CHENNAI: Ahead of being jailed today, VK Sasikala executed precise action to ensure that the controls of her party, the AIADMK, will remain firmly in her clutches. Two nephews, expelled by party matriarch J Jayalalithaa in 2011 were brought back to the party by her; one of them, TTV Dinakaran, was made the party’s No 2 with the title of Deputy General Secretary and was gifted silk shawls. Ms Sasikala retains the most powerful position of General Secretary.
A video cassette seller who also made the occasional promotional film for the AIADMK, Ms Sasikala met Ms Jayalalithaa, who had ended her blockbuster movie star career to enter politics, in the 80s. Their friendship was tested by corruption scandals, and at times, interrupted, but they always returned to each other, with Ms Jayalalithaa describing her aide as the woman who ran her house and provided emotional support in the assertively male world of Tamil Nadu politics.
At the end of 2011, Ms Sasikala, Mr Natarajan and 12 of their relatives were ejected from the AIADMK by Ms Jayalalithaa on charges of conspiring against the party, though it was reportedly their attempt to influence administrative decisions and appointments that were a significant constituent of the large and very public estrangement. Ms Sasikala was asked to move out of Ms Jayalalithaa’s bungalow in Poes Garden in Chennai. To return, months later, she had to pledge no contact with her male relatives including her husband and Mr Dinakaran.

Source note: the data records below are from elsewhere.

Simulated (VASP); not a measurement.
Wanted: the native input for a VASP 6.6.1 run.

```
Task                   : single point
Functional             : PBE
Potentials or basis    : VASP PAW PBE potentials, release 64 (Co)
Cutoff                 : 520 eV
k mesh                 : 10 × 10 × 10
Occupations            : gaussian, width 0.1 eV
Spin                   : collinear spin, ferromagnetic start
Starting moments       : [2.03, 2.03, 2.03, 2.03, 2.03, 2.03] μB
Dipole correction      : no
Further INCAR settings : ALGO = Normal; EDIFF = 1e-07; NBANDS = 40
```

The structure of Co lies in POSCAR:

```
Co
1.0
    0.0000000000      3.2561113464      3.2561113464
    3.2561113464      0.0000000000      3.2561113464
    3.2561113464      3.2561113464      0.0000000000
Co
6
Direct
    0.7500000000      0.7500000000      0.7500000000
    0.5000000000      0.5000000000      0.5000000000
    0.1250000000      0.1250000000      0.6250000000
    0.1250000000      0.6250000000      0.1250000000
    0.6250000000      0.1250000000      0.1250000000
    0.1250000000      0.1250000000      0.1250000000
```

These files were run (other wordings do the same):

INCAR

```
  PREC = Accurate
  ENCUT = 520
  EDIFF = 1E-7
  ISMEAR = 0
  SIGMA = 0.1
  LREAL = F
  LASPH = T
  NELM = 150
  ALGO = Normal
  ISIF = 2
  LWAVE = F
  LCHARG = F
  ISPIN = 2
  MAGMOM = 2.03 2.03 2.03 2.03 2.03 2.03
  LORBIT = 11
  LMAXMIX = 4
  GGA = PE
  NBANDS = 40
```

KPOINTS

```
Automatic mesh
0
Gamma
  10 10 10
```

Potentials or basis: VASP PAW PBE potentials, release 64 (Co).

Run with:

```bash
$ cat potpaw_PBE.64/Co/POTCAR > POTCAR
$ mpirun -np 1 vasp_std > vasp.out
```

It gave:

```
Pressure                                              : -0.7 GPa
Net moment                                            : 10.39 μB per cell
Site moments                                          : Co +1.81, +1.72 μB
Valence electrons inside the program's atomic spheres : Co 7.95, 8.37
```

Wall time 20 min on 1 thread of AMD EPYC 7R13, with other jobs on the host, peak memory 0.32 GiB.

He was given a hero’s welcome today at the resort outside Chennai which has turned into a party precinct amid the AIADMK breaking into two factions. The majority, led by Ms Sasikala, has now chosen her loyalist E Palaniswamy, as its presumptive Chief Minister. A far smaller team of about 11 state legislators is siding with acting Chief Minister O Panneerselvam, who says he doesn’t want to surrender his job and has been expelled by Ms Sasikala.
The legislators who have been staying at the resort for six days to prevent them from defecting to Mr Panneerselvam wrapped Mr Dinakaran in scarves and shawls. Speaking to local channels, he said the legislators would leave the hotel as soon as it is confirmed that Mr Palaniswamy will take a trust vote.
It is in no small measure that Ms Sasikala’s family intertwined with Ms Jayalalithaa. The Supreme Court yesterday found Ms Sasikala guilty of conspiring with Ms Jayalalithaa during the politician’s first term as Chief Minister in the early 90s to illegally build a fortune that included prized real estate. Ms Sasikala’s sister-in-law, Ilavarasi, and her nephew, TTV Sudhakaran, were also found convicted. All three are sentenced to four years in prison.
In 1995, Mr Sudhakaran’s wedding, an uninhibited parade of money, thousands of guests, hundreds of elephants and chefs, and saris and jewelry, turned into a sinkhole for Ms Jayalalithaa, who had adopted him as her foster son. The scale of the arrangements impelled protests and court cases, alleging that Ms Jayalalithaa had abused her office of Chief Minister. She was famously photographed with Ms Sasikala in identical silk saris, laden with gold, including matching waistbands. The politician disowned Mr Sudhkaran a year later, when she was also voted out.
Mr Dinakaran, who has been made the party’s deputy chief, is Mr Sudharakan’s brother. Justifying his return two months after Ms Jayalalithaa’s death, Ms Sasikala said he had “apologised in writing and in person”. The other nephew who’s back in the AIADMK fold is Dr S Venkatesh.
Ms Sasikala’s family, disparagingly dubbed “the Mannargudi mafia” after their hometown, was one of the reasons why public anger surged when the AIADMK revealed it had picked her to replace Mr Panneerselvam as Chief Minister about 10 days ago. Online campaigns like #SasiakalaNotMyCM also ridiculed the positioning of a political novice for the state’s top job.
With Mr Panneerselvam refusing to surrender office, Ms Sasikala has nominated loyalist and minister E Palaniswamy as the AIADMK’S presumptive Chief Minister. It’s now upto Governor C Vidyasagar Rao to decide who should be given the chance to prove a majority in the legislature, when, and how.